What Are Trade Agreements?

Trade agreements establish the rules for buying and selling goods and services between countries. They reduce restrictions on trade which can make it easier and cheaper for your company to enter and compete in international markets.

There are many types of trade agreements including free-trade areas (FTAs), multilateral trade agreement (MTA) and bilateral investment treaties. The United States currently has 14 FTAs and 20 bilateral investment treaties with other nations.

FTAs reduce barriers to trade by limiting tariffs and other restrictions that can make it more difficult for businesses to sell their products or services abroad. For example, a country that normally charges a 10% tariff on imported goods will eliminate the tariff for those products that meet the terms of the trade agreement, making them more competitive in the market.

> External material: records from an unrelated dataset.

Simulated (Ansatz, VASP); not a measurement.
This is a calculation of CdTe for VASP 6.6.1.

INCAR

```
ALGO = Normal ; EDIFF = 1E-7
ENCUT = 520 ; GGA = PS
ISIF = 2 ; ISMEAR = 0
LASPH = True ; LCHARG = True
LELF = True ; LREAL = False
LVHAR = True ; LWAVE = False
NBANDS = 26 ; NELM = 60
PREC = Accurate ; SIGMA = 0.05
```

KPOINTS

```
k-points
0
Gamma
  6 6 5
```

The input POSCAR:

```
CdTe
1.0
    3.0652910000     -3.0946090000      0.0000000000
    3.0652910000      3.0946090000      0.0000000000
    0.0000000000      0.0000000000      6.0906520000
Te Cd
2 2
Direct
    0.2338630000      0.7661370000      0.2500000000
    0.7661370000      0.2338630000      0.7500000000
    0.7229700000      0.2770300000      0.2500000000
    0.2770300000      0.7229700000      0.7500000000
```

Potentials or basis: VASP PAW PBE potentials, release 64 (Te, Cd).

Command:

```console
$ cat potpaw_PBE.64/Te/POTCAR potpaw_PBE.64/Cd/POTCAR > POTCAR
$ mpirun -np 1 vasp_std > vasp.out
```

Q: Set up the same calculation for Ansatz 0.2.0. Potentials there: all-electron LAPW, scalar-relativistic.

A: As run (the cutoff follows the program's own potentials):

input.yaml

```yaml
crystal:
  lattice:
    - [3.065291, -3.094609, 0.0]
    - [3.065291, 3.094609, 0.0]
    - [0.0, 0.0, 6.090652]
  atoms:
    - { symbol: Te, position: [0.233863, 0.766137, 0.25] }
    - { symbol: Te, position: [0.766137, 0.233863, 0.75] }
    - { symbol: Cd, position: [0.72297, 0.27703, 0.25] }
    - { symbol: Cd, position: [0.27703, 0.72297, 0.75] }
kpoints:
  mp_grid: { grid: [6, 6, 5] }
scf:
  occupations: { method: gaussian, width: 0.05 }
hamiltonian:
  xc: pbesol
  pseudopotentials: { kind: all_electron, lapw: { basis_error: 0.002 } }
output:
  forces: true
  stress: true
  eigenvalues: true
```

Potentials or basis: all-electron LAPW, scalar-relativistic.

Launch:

In addition to reducing tariffs, trade agreements often include provisions that address nontariff barriers such as “voluntary” or special import controls and requirements (e.g., quotas, quarantine regulations, special licensing requirements, or specific “health” criteria), which can impose substantial burdens on companies seeking to sell goods in foreign markets. Moreover, many trade agreements contain a “most-favored nation” clause, which requires that the benefits of the trade agreement be extended to all other WTO members, even those who do not have an FTA with the signatory country.

The Office of the USTR is negotiating new and expanded FTAs with key trading partners around the world. These agreements will create jobs and expand opportunities for American companies by lowering costs, improving access to global markets, strengthening security cooperation and building a fairer international economic system.